Published: Sun, March 3, 2013 @ 12:00 a.m.

McClatchy Newspapers

WASHINGTON

California’s ban on gay marriage is likely to fall soon, due to a pair of developments in the past week. What remains uncertain is whether same-sex marriage will become lawful in just a score of “blue states,” or the norm throughout the nation.

Public opinion on marriage for same-sex couples has shifted with almost unprecedented speed for a major issue. Even without a court ruling, that shift could doom restrictive marriage laws in liberal states such as California. It also is likely to have an effect on the U.S. Supreme Court itself, in particular with Justice Anthony M. Kennedy and possibly Chief Justice John G. Roberts.

Throughout his long career, Kennedy has been willing to make major changes in the law on issues including the death penalty, gun rights and gay rights. Kennedy has been a strong, steady proponent of constitutional principles such as free speech, individual liberty and limits on government power. But before signing on to major changes — abolishing the death penalty for young murderers, for example — he has wanted to feel comfortable that the change was in line with public opinion and the trend in the law.

“Among all the justices, he is most concerned about public opinion,” New York University law professor Barry Friedman said of Kennedy. “The more there is a groundswell of support for gay marriage, the more it is likely he will vote to support it.”

Kennedy, along with others on the court, probably also would resist going too fast. The current justices, both liberals and conservatives, say the court of the early 1970s made a mistake by striking down all state laws on abortion and capital punishment.

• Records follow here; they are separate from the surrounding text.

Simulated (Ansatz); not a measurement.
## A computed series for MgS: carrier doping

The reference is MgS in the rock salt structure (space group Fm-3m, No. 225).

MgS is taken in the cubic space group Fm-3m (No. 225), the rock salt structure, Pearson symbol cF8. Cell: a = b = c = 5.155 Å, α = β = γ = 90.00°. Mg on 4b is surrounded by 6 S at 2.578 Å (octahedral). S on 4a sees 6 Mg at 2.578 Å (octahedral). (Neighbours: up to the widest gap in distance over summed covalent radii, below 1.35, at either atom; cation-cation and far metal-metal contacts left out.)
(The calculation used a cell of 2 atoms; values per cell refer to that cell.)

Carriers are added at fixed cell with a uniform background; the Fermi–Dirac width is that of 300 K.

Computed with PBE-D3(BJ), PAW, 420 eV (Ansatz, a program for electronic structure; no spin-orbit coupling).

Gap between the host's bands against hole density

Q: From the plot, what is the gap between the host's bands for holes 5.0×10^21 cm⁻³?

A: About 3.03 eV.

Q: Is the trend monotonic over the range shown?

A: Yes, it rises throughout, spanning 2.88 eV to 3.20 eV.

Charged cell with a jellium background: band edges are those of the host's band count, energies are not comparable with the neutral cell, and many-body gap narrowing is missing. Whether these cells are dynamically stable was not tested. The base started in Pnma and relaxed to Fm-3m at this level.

Better to move in line with — or just slightly ahead of — shifting opinion, they believe.

In California, public opinion clearly has shifted since Proposition 8 passed in 2008 and banned same-sex marriage. A Field Poll released this week showed that California voters, by a nearly 2-1 margin, now approve of allowing same-sex couples to marry, a finding in line with states that legalized gay marriage in November’s election.